Hi! I'm Ottomatias from Speechly We are building developer tools that enable developers to add voice user interfaces to their apps.
I'd be interested to hear from you why you haven't already added voice to your app? Have you tried that but ran into some issues? Don't you think it's beneficial in your use case?
Would be great to hear your thoughts! Tell me what you are building, too and on which platform.
Top comments (3)
It must give a benefit/value higher than the cost of implementing this (and maintaining it). By the other hand, users are skeptical about this interactions because they don't know how long will your app hear it's ambient sounds -> conversatios (privacy concerns).
Apart from that this must lead to a redesign to add some button to activate this festure somewhere, which adds more cost.
This can't be properly ensured through A/B testing because when adding this kind of features users usually will "push the button" because it's new but on a long term they will interact with touch/mouse/keyboard.

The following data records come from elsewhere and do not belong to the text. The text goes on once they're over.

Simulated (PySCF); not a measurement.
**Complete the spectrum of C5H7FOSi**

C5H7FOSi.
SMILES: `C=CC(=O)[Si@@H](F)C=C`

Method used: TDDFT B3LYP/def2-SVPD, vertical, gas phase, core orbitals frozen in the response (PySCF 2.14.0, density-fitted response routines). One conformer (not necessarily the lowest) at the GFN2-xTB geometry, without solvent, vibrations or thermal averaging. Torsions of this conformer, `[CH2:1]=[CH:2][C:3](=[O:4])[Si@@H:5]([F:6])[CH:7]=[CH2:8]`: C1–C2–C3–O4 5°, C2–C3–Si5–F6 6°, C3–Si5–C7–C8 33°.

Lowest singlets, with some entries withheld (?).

Moreover users who "take advantage" of voice functionallities don't use them on public, so this features are reserved to an "alone at home" situation.
Another point is voice recognition and processing of natural language, which lacks of perfection and makes users loose time instead on making things easier.
After that... I think this functionallities are reserved to a well accurated market path so there's no point on adding them in general.
If you search for most asked questions to (Siri/Cortana/Alexa/Google Assistant) you will understand what I'm saying (are you married? I'm drunk, can you drive? Do aliens exist? Can you make me laugh?)
I can missed something at all... So reversing the question, what are those advantages we can get using voice functionallities on our applications?
Great comment, thanks Joel!
To recap your comment, I'd say that you gave four different reasons:
1) privacy issues on end-users side
2) implementation costs
3) speech recognition accuracy
4) the benefits of a voice user interface are not big enough
So starting from privacy. It's clearly an issue and something that the app developers need to think about. And when it comes to machine learning, it's not a trivial issue, as developing the models require at least some kind of a way for a human to a) validate the results and b) correct them if needed, so that the model can be improved.
Our approach on privacy is based on being as open as possible on how the data is used and who can access it and support also "private mode" where voice data is never heard by anyone. But like said, it is a valid question and something that app developers should really think about. Not only with voice, of course.
Then about implementation costs. If we skip the problems of ASR accuracy and whatnot, implementing voice user interfaces is actually pretty simple with modern tools (such as Speechly ;) ). We have good client for React, for example and the extra work is pretty much
a) configuring the model by providing annotated sample utterances such as
b) streaming audio from the application to our servers to receive the actual transcript, but also the intent and entities. So if the user said something like "Set brightness in living room to 25", the API would return the intent
set_brightness' and entities
living roomand the value of
25`. By providing a few more examples, our system should be able to generalize these to also support other similar ways of expressing the same things – so for example if the user would say "I want the kitchen brightness to be 56", it would still work. So implementation costs do not need to be that huge!When it comes to speech recognition accuracy, it's a hard problem. There is a range of accents and different voices and just like us humans, sometimes the system doesn't hear it just right. We are solving this issue at Speechly (and similar ways are used by others, too) a bit like us humans, do, too: if you know the context and hear at least some of the words right, you can probably guess the rest.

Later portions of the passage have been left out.